Next to Halloween, Turkey Day and maybe the World Series, Go Skateboarding Day ranks as my favorite national holiday. So much so, that my teenie heart nearly burst open at the sight of so many unified wood-pushers bustin' ass midst the heat this past Thursday. Skaters can be a psychotic bunch, and this crew's ragged devotion to shredding and frying on the Fairmont concrete proved extra potent and inspiring, given the sweltering clime.

The festivities, hosted by Blindside Skateshop in Sugarhouse, adopted a communal "free for all" tone with skaters of all board shapes and shoe sizes, peddling their skills on the hip, the flat bar and a few other street obstacles. Though Lizard King, clad in a straw farmers hat and a Dewey Cox tee, lurked within the crowd recesses, contest entrants were resoundingly fresh-faced, many even pre-pubescent, and so the gamut of aerial trickery ran wide and varied.

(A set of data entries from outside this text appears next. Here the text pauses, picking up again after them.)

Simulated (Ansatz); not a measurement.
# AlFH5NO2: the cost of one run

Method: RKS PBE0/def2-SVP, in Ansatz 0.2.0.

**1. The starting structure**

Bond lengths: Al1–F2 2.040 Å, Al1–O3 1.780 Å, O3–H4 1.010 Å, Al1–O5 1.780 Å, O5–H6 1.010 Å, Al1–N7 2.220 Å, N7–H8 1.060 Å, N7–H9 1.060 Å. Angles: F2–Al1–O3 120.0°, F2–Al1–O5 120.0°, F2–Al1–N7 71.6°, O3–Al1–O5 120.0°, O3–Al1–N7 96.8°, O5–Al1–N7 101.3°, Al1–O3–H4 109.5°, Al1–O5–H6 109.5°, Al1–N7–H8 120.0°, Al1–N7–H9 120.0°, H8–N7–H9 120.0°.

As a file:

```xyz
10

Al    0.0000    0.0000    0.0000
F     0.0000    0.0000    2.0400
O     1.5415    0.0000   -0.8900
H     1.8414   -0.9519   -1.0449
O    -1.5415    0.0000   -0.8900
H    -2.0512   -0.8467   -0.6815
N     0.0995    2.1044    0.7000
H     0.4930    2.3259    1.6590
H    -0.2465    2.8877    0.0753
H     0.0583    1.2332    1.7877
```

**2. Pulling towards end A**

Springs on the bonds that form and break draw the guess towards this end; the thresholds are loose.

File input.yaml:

The obvious contest highlight was the "Cash Drop," conducted on the steep drop-off by the bank, a cozy ampitheater-style spectacle in which spectators lined the quarter pipe and entrants pushed down the middle. Kickflip roast beef, floater 180s and a straight, hood-level, frontside flipsy all caught my eye, but more impressive was the bumper-cars action taking place at the bottom. Fifteen or sixteen near-collisions kept entrants honest, and a few snapped decks kept things raw. In an astonishing testament to the continual progression of skateboarding youngsters, one lil' knee-high even popped off a slick boneless all the way to the bottom.